# Be it ever so humble...



## Sammy63 (Feb 24, 2018)

After a long week it's good to be back home, trying a new stick (Rocky Patel Special Reserve Sun Grown Maduro) and unwinding!


----------



## Piper (Nov 30, 2008)

Sammy63 said:


> After a long week it's good to be back home, trying a new stick (Rocky Patel Special Reserve Sun Grown Maduro) and unwinding!

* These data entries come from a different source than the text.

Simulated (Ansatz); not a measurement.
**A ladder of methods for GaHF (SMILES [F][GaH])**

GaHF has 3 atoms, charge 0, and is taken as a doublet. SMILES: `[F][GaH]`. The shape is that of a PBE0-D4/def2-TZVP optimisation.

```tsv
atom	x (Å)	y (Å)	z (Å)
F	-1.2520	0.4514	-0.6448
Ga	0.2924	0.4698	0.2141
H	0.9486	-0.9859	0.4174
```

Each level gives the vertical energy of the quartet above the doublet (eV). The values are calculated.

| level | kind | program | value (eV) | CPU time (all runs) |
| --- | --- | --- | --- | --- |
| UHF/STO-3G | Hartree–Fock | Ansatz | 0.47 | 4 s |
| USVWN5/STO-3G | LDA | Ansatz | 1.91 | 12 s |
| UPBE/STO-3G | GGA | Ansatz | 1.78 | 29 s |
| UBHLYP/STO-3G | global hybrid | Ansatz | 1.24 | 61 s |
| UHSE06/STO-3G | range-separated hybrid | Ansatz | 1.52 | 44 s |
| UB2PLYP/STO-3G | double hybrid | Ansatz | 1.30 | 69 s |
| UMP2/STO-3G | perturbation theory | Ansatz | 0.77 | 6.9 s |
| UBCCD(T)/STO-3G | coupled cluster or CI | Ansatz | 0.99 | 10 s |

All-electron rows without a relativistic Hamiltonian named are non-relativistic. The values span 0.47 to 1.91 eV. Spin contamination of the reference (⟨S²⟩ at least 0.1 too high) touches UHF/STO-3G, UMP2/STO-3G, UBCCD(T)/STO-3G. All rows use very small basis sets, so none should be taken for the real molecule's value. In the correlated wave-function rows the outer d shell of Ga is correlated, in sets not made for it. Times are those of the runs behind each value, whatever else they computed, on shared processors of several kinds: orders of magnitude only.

I would certainly want to be home on game day if I had that screen array. Looks very cozy too.


----------



## Sammy63 (Feb 24, 2018)

Piper said:


> Sammy63 said:
> 
> 
> > After a long week it's good to be back home, trying a new stick (Rocky Patel Special Reserve Sun Grown Maduro) and unwinding!
> ...


This is my new home away from home. The Cigar Lodge. I could only get a fraction of the screens in on 1 pic. Not to mention the golf simulator, bar, walk in, etc.

I love this place!


----------



## Sammy63 (Feb 24, 2018)

Ohio has finally become habitable again!


----------



## UBC03 (Nov 18, 2015)

Sammy63 said:


> Ohio has finally become habitable again!


Don't jinx it.. Is that a river I smell burning? Lol

sent from Joe's other recliner.. everything has come full circle..


----------



## Sammy63 (Feb 24, 2018)

UBC03 said:


> Sammy63 said:
> 
> 
> > Ohio has finally become habitable again!
> ...


Fortunately I'm far enough south not to be at risk from the river. Lol.


----------